A German officer is responsible for taking the Jewish prisoners from their quarters, up the path and to the gas chambers. He then returns with his cart loaded high with their clothes and possessions. Each trip he walks past the enclosure holding young children. Each time he has to content with the silent stares of a young boy. With time the young soldier begins to buckle under the unspoken judgement of this boy.
I will always give short films a go but I must admit that the films produced under the mantle of `Short Story Cinema' are not much cop. They seem to not really be worried about making them very good - none of them really feel like they have a great sense of style and the substance of most is lacking. The Witness is another in the series of lacking shorts that were part of this stable. The film trades wholly of the fact that the holocaust is an emotional, moving and tragic event in our history. For that reason the film's whole plot is the fact that the young soldier cannot stand the judging of those innocent young eyes each time - no dialogue and no emotion of it's own. Without a story it uses history to draw out feelings in the audience - a rather cheap trick that is effective but lazy. I didn't expect characters but I expected more than just the basic stirring up of real feelings - it is not a film to simply state `this happened, how awful'.

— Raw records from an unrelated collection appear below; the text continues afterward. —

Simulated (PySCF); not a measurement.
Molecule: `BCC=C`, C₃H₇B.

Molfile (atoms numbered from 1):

The cast is actually quite good however - even if they don't really actually say anything or deliver emotion that well. Sinise is OK and delivers a cruel role with a good lack of `evil' to him. A young Elijah Wood shows that he has always had Frodo's big wide watery eyes; all he does here is stare with the `pain of generations' in his eyes. I think certainly Sinise knew that history is able to do the emotional work for him and, like the director, was happy to let that do the work.
Overall, a worthy subject but one that is not delivered very well, instead the film just trades off the feelings that the systematic murder of the Jews stirs in us all. As a short film it is worth seeing once but it is far too simplistic and lazy to really engage even if the subject is moving. Not a good film but worth a watch - just a shame that it trades on the `look at this' school of filmmaking.